As the title of the blog would suggest, this is my top ten list of gross foods. I confess that there are some items on the list that I have never tried and never will. And I know the saying, ‘Don’t knock it till you try it.’ But come on now, there are just some things that no one should ever try, let alone eat on a regular basis. And some of you may disagree and maybe I am really missing out, but chances are, I will never know because even getting past the idea of eating them is abhorrent to me. So without further ado, my top ten gross foods:

10. Sauerkraut – No matter which way you eat this, whether it’s on your hotdogs, plain or cooked with sausages, it still smells bad.

English: BBQ Frog legs

Image via Wikipedia

9. Frog legs – there is something about eating the legs off a amphibian that croaks and pees in your hand when you hold them (just ask my brother about that one…) that isn’t right.

8. Chicken wings – Not because I don’t love the flavor but simply because I don’t like touching them (it’s an OCD thing).

7. Muscles – it was all I could do not to spit it back out on the table, but I didn’t think the others at the table would appreciate it. It’s like chewing an eraser with a really bad taste.

6. Baby food – Let me further clarify and say this pertains to any baby food that isn’t a fruit…. bland, bland and bland.

5. Calamari – this I have tried and ‘gag’, however, it does make for excellent bait while fishing.

4. Sunny-side up eggs – I don’t know if it’s the fact that the egg looks only slightly different from when it’s first cracked open or that the white stuff sliding around on top looks like coughed up mucus….either way, gross!

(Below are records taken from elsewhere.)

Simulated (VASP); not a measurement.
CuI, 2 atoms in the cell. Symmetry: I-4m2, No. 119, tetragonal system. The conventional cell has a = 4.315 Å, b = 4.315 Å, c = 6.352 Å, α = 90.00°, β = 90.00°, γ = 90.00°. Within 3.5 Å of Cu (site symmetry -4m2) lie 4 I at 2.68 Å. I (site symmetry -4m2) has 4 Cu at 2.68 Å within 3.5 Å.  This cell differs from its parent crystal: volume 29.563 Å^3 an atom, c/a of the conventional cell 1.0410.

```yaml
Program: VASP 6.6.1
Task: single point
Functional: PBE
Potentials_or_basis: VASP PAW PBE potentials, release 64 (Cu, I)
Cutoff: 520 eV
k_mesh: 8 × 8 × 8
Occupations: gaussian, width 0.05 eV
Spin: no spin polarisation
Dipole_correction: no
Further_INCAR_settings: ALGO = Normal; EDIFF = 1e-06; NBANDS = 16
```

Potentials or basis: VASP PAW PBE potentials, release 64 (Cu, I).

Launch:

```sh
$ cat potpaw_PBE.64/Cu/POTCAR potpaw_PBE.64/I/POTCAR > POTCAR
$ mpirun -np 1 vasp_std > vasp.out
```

3. Gummy bears – Again, it’s an OCD/texture thing. I’m not all about those flavorless, chewy things that get slimy when they hit your mouth.

Deep fried bovine testicles

Image via Wikipedia

2. Rocky Mountain Oysters – these are NOT the oysters that come from the ocean and pig’s testicles, need I say more???

1. Oysters – whoever thought it would be great to crack open a shell, hold it up to your mouth and slurp down the contents that closely resemble runny snot is beyond me.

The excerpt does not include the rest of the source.